That was the way in highschool/college that I turned into meeting guys online one guy was a cre(p other than that the 2nd one whose my son's father but now my ex who is now a JK. But even before I met ex irl he actually got so scared of not wanting to meet up that I literally pull him into meeting me and then after he met me he was the Only Guy that ever showed True Interest in me which means he was my only Relationship I ever had then I lost it after five years more likely three because it changed & I had even talked about leaving him then even before I ended up pg with Brendan but then when I ended up pg with brendan the relationship with more downhill.

Oh I was hoping maybe after Brendan was born it would bring some postivity but it didn't so I ende up totally depressed that I nearly missed out on the first beginning of brendan babyhood .

So then I finally woke up & said I needed to set myself & brendan from this misery we are in so I brought him back into montana & didn't come back to his father .

So then anyhow Brendan definetly became more happier and I was a little bit more relaxed but that's mostly how I have been is relaxed but still I get sad and alone feeling.

I even get envious how it is easy for so many to end up in relatonship with a few months , not even more than 2 yrs .

Now this one gal who been a single mom since living here as long as I have with 3 kids she is now moving in with her bf whose good with kids next month to a house but beforehand she has had bunch of dates but with me I have had 0 dates .

Another one who has a bf within a year of moving into the apartment and she has 4 kids .

Another gal got back together with her ex husband whose also her daughter father .

Anyhow so I signed up for online dating sites I see guys who are not really that chemistry attractive they look creepy to me.

So when I msg a guy who looks attractive no answer .

Other than that other online guys are smokers and even smokers are sometimes good looking that I won't end up wanting to be around smokers or date any of them.
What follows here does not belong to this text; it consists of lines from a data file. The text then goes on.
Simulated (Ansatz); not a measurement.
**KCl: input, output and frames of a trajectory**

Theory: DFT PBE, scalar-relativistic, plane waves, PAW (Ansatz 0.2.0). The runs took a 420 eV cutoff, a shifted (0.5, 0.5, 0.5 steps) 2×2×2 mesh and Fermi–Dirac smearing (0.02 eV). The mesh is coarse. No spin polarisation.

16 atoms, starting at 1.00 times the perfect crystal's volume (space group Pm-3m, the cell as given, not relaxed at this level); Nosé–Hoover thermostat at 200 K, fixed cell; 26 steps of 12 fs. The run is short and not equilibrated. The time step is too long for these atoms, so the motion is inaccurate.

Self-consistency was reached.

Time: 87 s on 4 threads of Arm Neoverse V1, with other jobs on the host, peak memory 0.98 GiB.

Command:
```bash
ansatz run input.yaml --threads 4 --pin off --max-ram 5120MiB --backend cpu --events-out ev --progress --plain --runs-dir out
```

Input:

So I truly don't think I will have any luck with online dating especially locally hence my son's father who I met online who I totally pulled him to come to meet me had been all the way down in South California is where he was .

1200 miles away from my state .

So now I'm back at square one but now have a kid whose a charmer whose irrestible because many people say he's just too cute etc .

Sigh, I would love to meet a guy whose able to not be a smoker and a local person but if I had such a heck of time in my teen/adult years .

Even my brother has had more relationships than I ever had .

I got odd prank calls that were disgusting , mean , rude etc . I even ended up getting a peeping tom more than once.

So two of the peeping tom was possibly were stalkers since I ran into one of them and I said an oddness of how that person knew where i was going but then turned the other way after i passed by .

So anyhow, then truth be it my ex was actually a cre&p at the beginning but maybe I was just happy that someone wanted to be with me and thought that was the only way I could go you know ? even though he was attractive a former smoker, nice, had fun with him but even with him some things weirded me out .
post #2 of 3
It sounds like you need to take a long break from looking for a man. You need to concentrate on your son and yourself and be comfortable with having a life with just the two of you before bringing anyone else into it. It is OK to be alone and taking the pressure off of yourself to find someone would allow you a lot of free time to really figure out what kind of person you want in your life. Have you thought about going to counseling or are you? You may benefit from it to help with your shyness.
post #3 of 3
Thread Starter 
I have been finally wanting to date a guy because it's been 5 1/2 yrs since I have ever been with a guy . Hence 5 1/2 yrs and 2 months . I have tons of free time now before I wasn't really into looking for a guy since my son had many of days fullfilled from 1-3 and even slightly less when he was 4 now he's almost 6 .

I have a free 6 hr free time every M-F . From the 8 am- 2:15 .

I can go to restaurants to get a drink, can walk, can shop during that time with no kid begging for toys .

I can even head down to the mall which is pretty empty during the weekdays especially around the time I'm free roaming around.

Mom even likes to watch brendan sometimes even during the night so I get a nite out for myself more than once then I go to movies by myself on my own and restaurants on my own so many of doing that on my own it's relaxing but would rather go with someone.

Counselors never helped me with my shyness if they would I proably wouldn't be shy but instead being around counselors make me even more shyer because of the inaccurate information that was given for cousenlors to not really care that I was being hurt in a bad way with my family for my brother horrible meaness whose 4 yrs younger than me a total bully I even get even nervous about being around him because even now he gets totally annoyed when I want to speak it just seems like I always bug him no matter what I do even if I'm just trying to be nice .

I'm satisfied with the life I'm with we have money , food, free time, fun with my lil one , but I been without a guy for 5 1/2 yrs and with others around me finally getting into relationships getting me envious because how can they end up with someone and I still end up with none after 5 1/2 yrs even though just this year I have started to wonder how I could start looking but lately there is really no guys in my neighborhood.

Also, brendan is becoming more independent his friends are coming over right after school saying can he play outside sure he can then out he goes ! I'm sitting on my own on the patio reading an archie comics to the cat .

Even one of the weird guy whoses proably in his late 60's or early 70's is in a relationship with my neighbors homecare nurse .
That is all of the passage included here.